As you can see in the debug outputs, it correctly predicts ",\n as the top token after word1: "test, but it doesn't use it for some reason and also doesn't stop the generation even though it contains ", and only stops in the next line when the top predicted token is ".

It also happens when using greedy sampling with top_k=1, and it also happens when I use e.g. '.*".*' or ["] as regex. It only does NOT happen if I exactly match the predicted token, i.e. if I specify stop_regex='",\n', but that's not actually how the feature is intended to work, is it?

Edit: Interestingly, the problem also occurs when I specify stop_regex=['"', '",\n'], even though it doesn't happen when I specify stop_regex='",\n'

System info:

Ubuntu 24.04.2
guidance: 0.2.4

Jul 18 '25 11:07 luk400

Hi @luk400, thanks for the issue!

I believe that what you're seeing here is a consequence of the fact that the token ",\n is actually disallowed because the grammar is required to stop after producing a ", but the token continues on with ,\n.

The issue you are seeing disappears if you follow it up with the literal text that you expect to follow it, e.g. like so:

    lm += '''
{
    word1: "'''.strip() # here i want the model to continue, and i expect it to complete this line with: test",

    lm += gen(stop_regex='"', max_tokens=10) + '",\n"'

Sadly, grammars are somewhat non-associative in this way:

lm += foo
lm += bar

is sometimes meaningfully different from

lm += (foo + bar)

All of this being said; I advise you to use guidance's built-in json functionality, as it's a rather feature complete implementation that directly translates JSON Schemas to efficient guidance grammars.

In your case,

from guidance import system, user, assistant, json
from guidance.models import Transformers

lm = Transformers("microsoft/Phi-4-mini-instruct")

with system():
    lm += "be helpful"

with user():
    lm += """Please just copy and reprint exactly the following json object, do not add anything else:
{
    word1: "test",
    word2: "test",
}
"""

with assistant():
    lm += json(
      schema={
         "type": "object",
         "properties": {
            "word1": {"type": "string", "maxLength": 30},
            "word2": {"type": "string", "maxLength": 30}
         },
         "additionalProperties": False
      }
   )

print(str(lm))

Jul 18 '25 20:07 hudson-ai

Interesting, thanks for the information!

I thought it was a bug since I didn't notice these issues before upgrading from guidance version 0.1.x

The reason I didn't use the inbuilt JSON feature so far is because I liked the finegranular control over the json generation process (giving me the ability to check generated values while they're being generated, in some cases exit early etc. based on specific conditions, ...), which I found useful especially when generating some rather large/complex JSON objects. (also, though this is a minor reason, this paper claims their "whitespace-flexible" implementation using guidance outperforms more standard, strict implementations, see appendix A: https://arxiv.org/pdf/2403.06988 - though this might already be considered in the builtin JSON feature of guidance these days, I don't know)

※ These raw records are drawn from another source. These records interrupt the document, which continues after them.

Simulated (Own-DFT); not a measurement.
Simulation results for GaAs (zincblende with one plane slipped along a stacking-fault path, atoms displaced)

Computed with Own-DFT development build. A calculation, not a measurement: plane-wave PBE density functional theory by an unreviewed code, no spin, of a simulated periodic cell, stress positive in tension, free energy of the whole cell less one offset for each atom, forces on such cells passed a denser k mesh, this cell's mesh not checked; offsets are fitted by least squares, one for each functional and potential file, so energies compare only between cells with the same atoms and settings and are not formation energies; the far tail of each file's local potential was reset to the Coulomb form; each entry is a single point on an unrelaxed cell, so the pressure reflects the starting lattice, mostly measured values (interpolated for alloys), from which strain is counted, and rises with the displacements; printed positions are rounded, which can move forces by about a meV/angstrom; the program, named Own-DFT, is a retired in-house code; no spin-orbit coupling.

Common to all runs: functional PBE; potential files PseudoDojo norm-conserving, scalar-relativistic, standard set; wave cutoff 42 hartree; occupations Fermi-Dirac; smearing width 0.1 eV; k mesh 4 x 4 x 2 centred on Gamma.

Anyways, I'll just adapt my program using the builtin JSON generation and see how well that compares to my prior solution, feel free to close this issue :)

Just as a sidenote: it might be worthwhile to document behaviour like this somewhere in a troubleshooting section or something similar, so users who encounter similar issues don't get confused by unexpected outputs.

Jul 19 '25 09:07 luk400